Facebook Audience Network
By Jed Hallam & James Chandler, Mindshare
Introduction
Later this week, at its annual F8 conference, Facebook is expected to launch Facebook Audience Network (FAN). Facebook Audience Network is a way for the platform to massively extend its advertising inventory, specifically beyond just the Facebook platform. FAN is further proof that Facebook is expanding its reach into a portfolio of directly owned, or aggregated, mobile destinations, to become the world’s most powerful mobile media network.
Details& Implications
Advertisers will be able to buy advertising across a number of new mobile media platforms, using two different types of ad format. A standard drop-down mobile banner, that layers Facebook audience data into the targeting system, and a custom-built unit that is completely tailored to the environment that it’s placed in, and is likely to use a lot more of the contextual data that Facebook holds, such as location data, and interest-based data.
Facebook has been experimenting for the last two years with the drop-down mobile banner. The custom-built unit represents a big step towards owning a lot more advertising across the Internet. A key audience is performance marketing focused clients, including app developers who already rely on Facebook and its successful App Install mobile advertising. FAN also marks an expansion of Facebook’s ad exchange, FBX, as it will allow advertisers to buy media from Facebook through its existing advertising platform.
However, Facebook is also chasing brand budgets. If you combine this latest announcement with the fact that the right-hand side advertising (which is usually used for performance purposes) is going to be expanded and given a more ‘newsfeed’ feel, you can see that Facebook is repositioning itself away from being primarily focused on performance advertising (where it competes directly with Google), and putting much more focus on brand-led advertising. With the majority of mobile advertising currently used to drive app installs and direct response-style briefs, this would massively open up the market for both Facebook and advertisers – and complete its transition to competing directly with television advertising.
Key to all of this is Facebook continuing to develop its suite of measurement tools. Over the last eighteen months it has become a lot more focused on demonstrating the ROI of its own advertising, but this will need to be accelerated and scaled up as it ventures more and more outside of the platform itself.

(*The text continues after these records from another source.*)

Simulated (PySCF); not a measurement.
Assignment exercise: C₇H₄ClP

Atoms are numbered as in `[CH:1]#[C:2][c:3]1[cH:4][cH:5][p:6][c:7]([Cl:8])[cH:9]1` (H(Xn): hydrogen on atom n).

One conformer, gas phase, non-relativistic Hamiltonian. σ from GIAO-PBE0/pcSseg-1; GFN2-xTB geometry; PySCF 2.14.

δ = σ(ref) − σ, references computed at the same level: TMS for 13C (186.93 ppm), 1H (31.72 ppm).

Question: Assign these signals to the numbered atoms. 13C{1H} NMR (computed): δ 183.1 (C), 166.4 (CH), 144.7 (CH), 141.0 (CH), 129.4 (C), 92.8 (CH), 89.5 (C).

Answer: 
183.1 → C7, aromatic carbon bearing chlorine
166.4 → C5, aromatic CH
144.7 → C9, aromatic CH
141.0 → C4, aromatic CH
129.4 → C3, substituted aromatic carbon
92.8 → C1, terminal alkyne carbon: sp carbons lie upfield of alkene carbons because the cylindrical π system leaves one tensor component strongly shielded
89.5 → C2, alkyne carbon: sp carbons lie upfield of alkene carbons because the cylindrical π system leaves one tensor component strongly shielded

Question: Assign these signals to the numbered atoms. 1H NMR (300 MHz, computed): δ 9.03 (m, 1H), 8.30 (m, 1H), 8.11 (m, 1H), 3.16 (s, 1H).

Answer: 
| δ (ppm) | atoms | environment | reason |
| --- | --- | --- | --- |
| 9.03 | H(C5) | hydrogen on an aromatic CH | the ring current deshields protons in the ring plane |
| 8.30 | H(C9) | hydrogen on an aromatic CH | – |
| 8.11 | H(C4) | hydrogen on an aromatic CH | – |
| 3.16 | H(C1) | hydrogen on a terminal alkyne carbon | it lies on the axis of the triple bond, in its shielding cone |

Ultimately, a key motivation for this move must be around gathering even more behavioural data on consumers, which can then be used to further provide advertisers deeper insights and targeting capabilities. For example, if Facebook is delivering advertising into the Yelp app, it will then also be able to gather data from how people interact with advertising on that app and recombine it with its existing massive data set to build a more comprehensive view of that person.
Obviously this is beneficial for both Facebook and advertisers alike. However, there's a third key stakeholder in this relationship that may not be so happy to see data used across the Internet and outside of Facebook; people. Facebook has had to tread a very thin line since it IPO’d, balancing out what’s good for users with what sells for advertisers. However, the key to making FAN a more attractive proposition than other mobile networks will be the unparalleled consumer data sets that Facebook is able to layer on top of its own unique user data.
Summary
FAN marks a pivotal moment in Facebook’s development. Its aim is to create the Internet’s largest premium mobile media network, powered by Facebook’s deep consumer data , using new ad units to offer marketers hyper-target direct response and brand advertising.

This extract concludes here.